[BackndxKAIST] Introduce Backnd-TS dataset for modeling uplift in continual learning scenarios!


Hello, we are Republic of Korea’s No.1 game server, Backnd
Since last year, we have conducted research on uplift modeling with Graduate School of AI, KAIST, one of the causal inference.

In the process, we started the study with consent from some customers who are using our service(Backnd) to provide and disclose data, and We have achieved great results that the paper was accepted in AAAI 2023. (Once again, we would like to express gratitude to those who have helped us.)

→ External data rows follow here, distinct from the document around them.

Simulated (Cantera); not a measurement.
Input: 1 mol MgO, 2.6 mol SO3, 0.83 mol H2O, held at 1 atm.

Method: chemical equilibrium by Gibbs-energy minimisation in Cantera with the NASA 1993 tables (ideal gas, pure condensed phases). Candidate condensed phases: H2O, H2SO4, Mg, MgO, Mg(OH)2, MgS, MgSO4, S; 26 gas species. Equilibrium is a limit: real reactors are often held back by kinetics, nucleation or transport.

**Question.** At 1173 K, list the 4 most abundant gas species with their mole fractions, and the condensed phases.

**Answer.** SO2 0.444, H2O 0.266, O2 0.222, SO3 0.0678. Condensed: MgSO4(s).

In the field of causal inference, where research has not progressed more than in other AI fields, we decided to disclose the corresponding dataset (Backnd-TS) to contribute to the development of research.


Backnd-TS Dataset

Modeling-Uplift-from-Observational-TIme-web-poster
Official repository of the paper: Modeling Uplift from Observational Time-Series in Continual Scenarios (Oral presentation, AAAI 2023 Bridge Program for Continual Causality

Abstract

As the importance of causality in machine learning grows, we expect the model to learn the correct causal mechanism for robustness even under distribution shifts. Since most of the prior benchmarks focused on vision and language tasks, domain or temporal shifts in causal inference tasks have not been well explored. To this end, we introduce Backnd-TS dataset for modeling uplift in continual learning scenarios. We build the dataset with CRUD data and propose continual learning tasks under temporal and domain shifts.

Introduction

The Backnd-TS dataset has been developed in collaboration with Graduate School of AI, KAIST and AFI Inc., a leading Backend-as-a-Service (BaaS) company specializing in mobile games, to aid research in log-level time-series and causal inference. The dataset has been named after the service provided by AFI Inc., backnd.com, which refers to the time-series of backend server logs. As of January 2023, this service has been utilized by 3,174 mobile games, generating a cumulative user base of over 60 million, and 115 million daily transactions. By identifying valuable patterns in this log-level data, we aim to predict user behavior in order to improve the operations of game services.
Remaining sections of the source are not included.